How can I find the basis of a subspace in $R^n$?

Question

Linear algebra test tomorrow. How can I find the basis of a vectorial subspace of $R^n$? The exam question that made me ask this was:

Find the basis of the subspace of $R^3$ generated by $S=\{(-1, 2, 5), (3, 0, 3), (5, 1, 8)\}$

Answer 1

That's a set of 3 vectors so any space spanned by has dimension less than or equal to 3. It will have dimension 3 if and only if all three vectors are independent. It that case the three given vectors are a basis. It will have dimension 2 if and only if two of the vectors are independent but the third is a linear combination of those two vectors. In that case the two independent vectors form a basis. It will have dimension three if only all vectors are multiples of one. In that case any one of the three is a basis by itself.

Answer 2

Write the vectors as rows of a matrix and perform row reduction. The nonzero rows will form a basis of the subspace generated by the original nows.

In your example, the reduced matrix is $$ \begin{pmatrix} 1 & 0 & 1 \\ 0 & 1 & 3 \\ 0 & 0 & 0 \end{pmatrix} $$ The two nonzero rows are linearly independent because in a linear combination $a_1 r_1 + a_2 r_2 =0$, we must have $a_1=0$ because the first coordinate of $r_2$ is zero. Likewise, $a_2=0$ because the second coordinate of $r_1$ is zero.

Answer 3

A basis of a subspace is a set of vectors that both spans the entire subspace and is linearly independent.

Given a set of vectors $S=\{(-1,2,5),(3,0,3),(5,1,8)\}\subset\mathbb{R}^3$

Lets check which vectors are linearly independent and spans S. We want to find $x,y,z$ such that :

$x(-1,2,5)+y(3,0,3)+z(5,1,8)=0$, by doing so, we get a system of equations on $x,y,z$.

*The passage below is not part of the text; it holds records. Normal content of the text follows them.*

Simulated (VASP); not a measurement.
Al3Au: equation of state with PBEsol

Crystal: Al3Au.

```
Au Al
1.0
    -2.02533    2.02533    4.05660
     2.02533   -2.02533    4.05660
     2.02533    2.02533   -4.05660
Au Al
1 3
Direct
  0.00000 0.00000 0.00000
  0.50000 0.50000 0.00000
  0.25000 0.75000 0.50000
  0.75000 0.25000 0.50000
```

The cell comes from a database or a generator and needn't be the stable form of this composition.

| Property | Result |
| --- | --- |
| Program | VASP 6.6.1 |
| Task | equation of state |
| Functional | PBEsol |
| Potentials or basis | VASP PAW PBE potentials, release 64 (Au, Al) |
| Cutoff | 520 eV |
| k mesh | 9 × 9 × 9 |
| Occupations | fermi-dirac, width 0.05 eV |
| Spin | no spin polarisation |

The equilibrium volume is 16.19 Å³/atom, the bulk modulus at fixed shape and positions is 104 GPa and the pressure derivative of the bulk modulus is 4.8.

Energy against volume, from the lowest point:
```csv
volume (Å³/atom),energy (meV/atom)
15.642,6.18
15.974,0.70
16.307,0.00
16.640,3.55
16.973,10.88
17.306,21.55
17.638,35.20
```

As a matrix, ths system of equation would look like this :

$ \begin{gather} \begin{bmatrix} -1&3&5\\2&0&1\\5&3&8 \end{bmatrix} \begin{bmatrix} x\\y\\z \end{bmatrix}=0 \end{gather} $

We can simplify using row reduction without changing the span of the three vectors, and we get :

$ \begin{bmatrix} 1&0&0.5\\0&1&\frac {11}{6} \\0&0&0 \end{bmatrix} $

Which translates into:

$x+0.5z=0$

$y+\frac {11} {6}z=0$

$0=0$

since $z$ is arbitrary (We have no constraints on $z$), we can pick $z=1$ and get :

$\frac {1}{2}(-1,2,5)+\frac {11}{6}(3,0,3)=(5,1,8)$

So the third vector is a linear combination of the first two, meaning the span of the two first vectors is the same span of S. In addition, the first two vectors are linearly independent. So $E=\{(-1,2,5),(3,0,3)\}$ is a basis of S.

A more simple approach would be to arrange the given vectors as rows in a matrix, and find the reduced row form. Since the span does not change, we can take the non-zero rows as our basis vectors.